Some may wonder how that is possible considering my loss. Sometimes I wonder how it is possible considering how broken my heart feels.

Today I feel blessed because I’ve been on this earth for 43 years ~ today is my birthday❤

Today I feel blessed because in those 43 years I have had a tremendous amount of love in my life.

Today I feel blessed because I know the love I feel is from God and, in opening my heart fully to Him, I have experienced His glory in way that is indescribable.

Today I feel blessed because, even though I long for and miss Anna and Abigail more than anyone can imagine, I know that they are in Heaven experiencing that same love, the greatest love, in its purest form ALL THE TIME and without any pain or suffering. I am so grateful for this because pain and suffering sucks (just saying).

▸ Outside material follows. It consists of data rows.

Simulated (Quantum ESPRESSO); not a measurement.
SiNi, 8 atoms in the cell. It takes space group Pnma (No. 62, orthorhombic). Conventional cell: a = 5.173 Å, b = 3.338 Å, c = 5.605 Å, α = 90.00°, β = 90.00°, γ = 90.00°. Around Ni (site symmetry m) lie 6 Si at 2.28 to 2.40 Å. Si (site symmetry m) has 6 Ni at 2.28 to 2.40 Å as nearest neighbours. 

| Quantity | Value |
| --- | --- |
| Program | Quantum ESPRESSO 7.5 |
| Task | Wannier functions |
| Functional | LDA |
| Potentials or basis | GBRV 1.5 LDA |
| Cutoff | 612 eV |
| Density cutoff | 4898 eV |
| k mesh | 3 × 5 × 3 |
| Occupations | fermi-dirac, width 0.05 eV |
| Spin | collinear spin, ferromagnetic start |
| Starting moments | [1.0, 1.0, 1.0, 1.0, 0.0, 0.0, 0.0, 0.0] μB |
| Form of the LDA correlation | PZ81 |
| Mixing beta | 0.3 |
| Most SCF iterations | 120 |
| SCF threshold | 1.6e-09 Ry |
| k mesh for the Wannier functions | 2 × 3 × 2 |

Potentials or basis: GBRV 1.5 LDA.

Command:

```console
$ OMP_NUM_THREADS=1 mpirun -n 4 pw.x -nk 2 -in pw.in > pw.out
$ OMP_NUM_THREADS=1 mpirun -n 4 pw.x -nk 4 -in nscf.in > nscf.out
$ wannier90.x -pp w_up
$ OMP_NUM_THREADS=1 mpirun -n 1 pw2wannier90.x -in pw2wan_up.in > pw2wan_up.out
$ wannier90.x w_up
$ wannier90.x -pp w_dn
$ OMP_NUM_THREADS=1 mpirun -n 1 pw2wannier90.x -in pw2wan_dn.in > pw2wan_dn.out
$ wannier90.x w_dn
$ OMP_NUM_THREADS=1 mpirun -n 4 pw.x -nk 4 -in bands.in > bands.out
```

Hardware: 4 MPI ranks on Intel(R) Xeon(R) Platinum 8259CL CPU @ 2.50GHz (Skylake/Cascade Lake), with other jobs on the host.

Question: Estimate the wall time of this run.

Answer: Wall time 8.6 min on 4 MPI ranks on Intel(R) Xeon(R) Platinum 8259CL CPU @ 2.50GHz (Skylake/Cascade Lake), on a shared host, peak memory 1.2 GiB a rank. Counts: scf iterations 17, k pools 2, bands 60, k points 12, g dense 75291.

Today I feel blessed because little Alice took my face in her hands, looked me in the eyes and put her little lips against mine ~ her way of kissing her mama on her birthday❤

Today I feel blessed because I wake up each morning to a man who loves God with all his heart, loves his wife with all his heart and loves his children with all his heart.

Today I feel blessed to be the mom/Susan of 5 amazing kids. I am so proud of each one of them and truly can’t imagine my world without them no matter where they are.

Today I feel blessed because I have a family that loves me unconditionally and is there for me no matter what. I also feel incredibly blessed that I will have seen and spent time with all of them, Ohio and England family, during the months of May and June.

Today I feel blessed because I have amazing friends that love us, stand by us and who continue to help us navigate through each day by making us smile and by letting us know that Anna and Abigail will never be forgotten. They do this simply by just showing up, always.

Today I feel blessed to live in a small town where people love each other and take care of one another. I love our community so much and can’t imagine ever calling any other place home.

Today I feel blessed because Love Rocks are making their way around the world and are spreading Love and Joy to so many people who need it the most. I am so grateful to everyone in the Love Rocks community for joining us on the journey and for helping us to honor Anna and Abigail’s love drenched lives. This community means the world to me and I am honored to be a part of it.

Today, Memorial Day,  I feel blessed that I live in a country that is free and I am so grateful to the men and woman who have fought for that freedom. Many of those individuals are experiencing the same great love as Anna and Abigail…I am grateful for their ultimate sacrifice.

Today I feel blessed that the sun is shining, the birds are singing and Linus is being mellow  for once ~ wait, he just brought me one of my shoes.